Themes are the fundamental and often universal ideas explored in a literary work.

Beauty as An Expression of Balance

In the first half of “She Walks in Beauty,” the speaker contemplates how beauty is not a matter of purity or simplicity, but rather arises from a balance between opposing elements. This thought about beauty as an expression of harmony emerges clearly in the opening stanza (lines 1–6), where the speaker compares a woman’s face to the unique beauty of a starlit night sky:

     She walks in beauty, like the night
     Of cloudless climes and starry skies;
     And all that’s best of dark and bright
     Meet in her aspect and her eyes;
     Thus mellowed to that tender light
     Which heaven to gaudy day denies.

The speaker implies that what makes the cloudless night so beautiful is not the twinkling of the stars on their own. Instead, the beauty resides in the way the “tender light” of the stars barely offsets—or “mellow[s]“—the darkness of the sky. Shadow and light therefore coexist in harmony, with neither blotting the other out. It is precisely the delicate nature of this harmony that yields beauty, and the speaker sees a similar balance at play in the woman’s face. Specifically, he describes the features of her face (i.e., her “aspect”) and her eyes as embodying a harmony that unites “all that’s best of dark and bright.” This harmony is also extremely fragile: “one shade the more” or “one ray the less” (line 7) and the balance would be lost. Beauty is thus a matter of delicate balance.

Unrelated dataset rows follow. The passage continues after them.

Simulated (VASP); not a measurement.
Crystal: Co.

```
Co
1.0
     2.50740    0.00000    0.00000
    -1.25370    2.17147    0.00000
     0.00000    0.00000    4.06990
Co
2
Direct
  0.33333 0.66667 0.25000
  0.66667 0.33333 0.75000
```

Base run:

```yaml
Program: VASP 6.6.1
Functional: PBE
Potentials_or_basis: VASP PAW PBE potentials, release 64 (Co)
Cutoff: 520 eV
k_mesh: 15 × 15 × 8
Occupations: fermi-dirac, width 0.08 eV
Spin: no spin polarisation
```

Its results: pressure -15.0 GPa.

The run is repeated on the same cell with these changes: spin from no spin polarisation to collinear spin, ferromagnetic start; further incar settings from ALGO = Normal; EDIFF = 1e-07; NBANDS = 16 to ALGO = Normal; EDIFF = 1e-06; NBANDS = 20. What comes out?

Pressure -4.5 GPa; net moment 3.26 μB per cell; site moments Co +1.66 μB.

The Link Between Beauty and Virtue

Beauty had a philosophical significance for many artists and philosophers in the early nineteenth century. Byron’s contemporary, John Keats, immortalized this sense of significance in his 1819 poem “Ode on a Grecian Urn,” which famously closes with the equation: “Beauty is truth, truth beauty.” In “She Walks in Beauty,” Byron makes a related but slightly different equivalence, this time between beauty and virtue. The speaker of the poem invokes this link between beauty and virtue in the second half of the poem. There, he entertains the thought that the woman’s external appearance has a positive correlation with her internal essence. This thought occupies him in the third stanza (lines 13–18) especially:

     And on that cheek, and o’er that brow,
     So soft, so calm, yet eloquent,
     The smiles that win, the tints that glow,
     But tell of days in goodness spent,
     A mind at peace with all below,
     A heart whose love is innocent!

In these lines, the speaker reads the surface of the woman’s face for signs of a hidden depth. Specifically, he notes how “the smiles that win” on her cheek, as well as “the tints that glow” on her brow, are both meaningful signs of goodness, peace, and innocence. Thus, he equates external expressions of beauty (i.e., winning smiles, glowing brow) with a series of characteristics that reflect the woman’s virtuous character.